Germany’s deputy conservative party leader, Volker Bouffier, told Die Welt newspaper on Saturday that a planned financial transaction tax (FTT) is unlikely to go ahead.
“I don't see us introducing a financial transaction tax,” reportedly said Bouffier, a member of the right-leaning Christian Democratic Union (CDU), which is currently negotiating a coalition government with the left-leaning Social Democrats. He added the tax would “have devastating consequences” for Germany’s financial centers.
The tax – commonly called the Tobin tax after economist James Tobin who first proposed the idea in the 1970s – would impose a 0.1 percent levy on most equity and debt transactions starting in early 2014.
Bouffier’s message represents a turnaround from reports made last week that said senior politicians in the CDU and Social Democrat parties agreed to push for the FTT, which was due to be enforced in 11 countries including Germany in early 2014.
The tax was to be enforced through “enhanced cooperation” – a term describing nine or more EU member states deciding to move ahead with an initiative proposed by the Commission once it proves too difficult to reach unanimous agreement in all member states.
But efforts to impose the tax were weakened in September after Brussels' own legal experts claimed such a tax would be illegal in a leaked memo.
Because only 11 of the 28 EU members signed on to the controversial tax, it would be “discriminatory and likely to lead to distortion of competition to the detriment of non-participating member states,” according to the memo.
Critics have often questioned the legality of the tax due to its territorial overreach of power, as PE Manager previously reported. The tax would apply on transactions passing through both participating and non-participating EU jurisdictions.

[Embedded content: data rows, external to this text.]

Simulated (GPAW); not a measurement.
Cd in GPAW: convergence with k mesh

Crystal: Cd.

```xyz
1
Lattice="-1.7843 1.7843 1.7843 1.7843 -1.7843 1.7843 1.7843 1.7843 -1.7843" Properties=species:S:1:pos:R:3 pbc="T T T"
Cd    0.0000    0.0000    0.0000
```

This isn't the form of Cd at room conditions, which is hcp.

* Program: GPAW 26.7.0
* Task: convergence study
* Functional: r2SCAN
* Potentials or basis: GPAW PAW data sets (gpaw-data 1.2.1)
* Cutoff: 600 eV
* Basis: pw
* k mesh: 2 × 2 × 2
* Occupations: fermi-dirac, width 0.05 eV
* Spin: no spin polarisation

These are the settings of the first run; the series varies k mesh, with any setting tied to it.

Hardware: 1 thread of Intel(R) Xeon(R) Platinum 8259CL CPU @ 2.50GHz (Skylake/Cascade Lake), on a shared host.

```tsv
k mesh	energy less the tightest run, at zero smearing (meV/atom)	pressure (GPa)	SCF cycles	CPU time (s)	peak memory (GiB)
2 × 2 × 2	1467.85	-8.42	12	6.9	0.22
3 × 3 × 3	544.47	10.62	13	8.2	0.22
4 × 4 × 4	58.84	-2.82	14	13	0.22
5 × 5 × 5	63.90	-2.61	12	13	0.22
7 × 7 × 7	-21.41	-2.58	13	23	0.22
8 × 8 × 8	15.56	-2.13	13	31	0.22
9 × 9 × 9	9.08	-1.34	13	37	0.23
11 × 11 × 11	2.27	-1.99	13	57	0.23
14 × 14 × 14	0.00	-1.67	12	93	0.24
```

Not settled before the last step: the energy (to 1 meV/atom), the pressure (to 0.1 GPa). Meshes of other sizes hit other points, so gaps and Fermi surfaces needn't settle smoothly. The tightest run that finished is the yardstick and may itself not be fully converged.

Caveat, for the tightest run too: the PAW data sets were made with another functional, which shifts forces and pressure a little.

“They're not just taxing their own – they're taxing investors and financial institutions across the EU and beyond,” said Clifford Chance tax partner, Dan Neidle. “There is a serious question whether this kind of extra-territorial taxation is consistent with EU treaties.”
Private equity fund managers feared “the tax would… hit transactions by private equity fund managers when purchasing or selling shares, bonds or options in portfolio companies”, said Mark Stapleton, of law firm Dechert, when the tax was originally floated.